Adversity followed Akhigbe from the moment he was born. Born out of wedlock, he was rejected by society from birth, and was separated from both parents at a young age.

“In this society, it’s normal. Where I’m from, it’s taboo.” Akhigbe said.

For Akhigbe, going to the gym was always an outlet for him. When he was overcome with anger or overwhelming feelings, he had to run or lift weights or else the feelings would be too much. 

Akhigbe learned how to read by 19, and moved to the United States when he was 30 due to the kindness of a benefactor who paid his way so he could work and study. He was training to be a corrections officer at a youth detention facility, and it wasn’t until he learned about the psychological effects of childhood trauma that he had language to describe what happened to him, and get more tools to dissect it and manage it. 

He also realized that he could relate to these youth in a way that other officers couldn’t. He’d lived their life, felt their pain. He could give the hug of a father figure he never had. No situation can seem as hopeless as a poor teenager in juvi, but Sunny made it his mission to fill them with hope anyway. 

“If that child has hope, that child will make it over time.” Akhigbe said.. 

This experience started Akhigbe on the trajectory he is on today as the president of A Boy and His Dream, a Chicago-based non-profit with the mission to help youth take control of their lives and overcome adversity. 

“Adversity is supposed to prepare them for the next stage of life. If something happened to you, learn from it. Move onto the next stage.” Akhigbe said. 

Being a minority and an immigrant, Sunny often has to work harder to prove himself and pitch his business than those in the majority culture. He has encountered people with an unconscious belief that Nigerians tend to be shady, or take advantage of others (a stereotype not helped by those pernicious “Nigerian Prince” email scams that plague our inboxes which “raised” over $700,000 last year.) He wants to help others use their voice and seize opportunity by teaching youth how to stand up for themselves but in a way that will earn them respect from others. These youth need to know bluntly what they’re up against, while given the tools to get them through to the other side. 

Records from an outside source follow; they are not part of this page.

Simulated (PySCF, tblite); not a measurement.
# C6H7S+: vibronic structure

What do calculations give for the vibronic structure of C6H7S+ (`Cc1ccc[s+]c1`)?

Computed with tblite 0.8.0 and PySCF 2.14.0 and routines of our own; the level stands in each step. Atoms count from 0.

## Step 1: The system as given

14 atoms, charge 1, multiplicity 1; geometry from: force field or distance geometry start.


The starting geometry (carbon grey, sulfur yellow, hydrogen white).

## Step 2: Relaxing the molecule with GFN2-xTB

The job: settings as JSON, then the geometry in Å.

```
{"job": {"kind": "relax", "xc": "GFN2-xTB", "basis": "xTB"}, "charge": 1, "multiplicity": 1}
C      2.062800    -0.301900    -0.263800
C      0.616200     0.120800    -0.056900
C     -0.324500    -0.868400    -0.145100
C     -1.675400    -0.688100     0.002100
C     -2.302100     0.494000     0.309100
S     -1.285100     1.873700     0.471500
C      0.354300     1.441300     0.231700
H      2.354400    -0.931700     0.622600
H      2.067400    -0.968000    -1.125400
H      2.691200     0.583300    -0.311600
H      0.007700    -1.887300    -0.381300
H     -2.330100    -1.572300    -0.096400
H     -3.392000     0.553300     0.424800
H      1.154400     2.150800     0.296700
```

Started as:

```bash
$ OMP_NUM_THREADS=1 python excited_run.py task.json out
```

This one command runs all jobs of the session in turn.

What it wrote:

“People need to stop getting rich off of lying to our children,”Akhigbe says as a critique of the advice most youth receive. What makes Sunny’s method different is his two-pronged approach: radical truth coupled with radical hope. Sunny believes that “Everything will be okay.” is the worst thing to tell someone, it’s sugar coating their problems. At the same time, many youth have been convinced that their problems and adversity will never go away, imprisoning them in a perpetual victimhood mentality with no expectation to overcome. “My people are confused.” says Sunny. 

“I speak a different language.” Akhigbe said. “I tell a young boy to speak up, stand straight, and pull up your pants or nobody will take you seriously. Some people don’t like that.” 

Sunny has a real connection to the children he interacts with through his foundation. He pulled out his phone and showed an email of an 18-year-old girl who is one of his scholarship recipients. The email had a worried tone to it, explaining that if a specific check did not come by a certain date, she won’t be able to go to school. If she has no money or funding, she will not go to school. 

“I was losing sleep last night, because I was thinking ‘What happens if I can’t cut the next check?’”

Sunny hopes to expand A Boy and His Dream in the coming years support more youth in their journey of overcoming hardships and making positive changes in their lives. 

“Just because the President said Nigeria is a shithole country, doesn’t mean we’re not producing geniuses! I’m Nigerian and I’m here to make a difference,” Akhigbe said.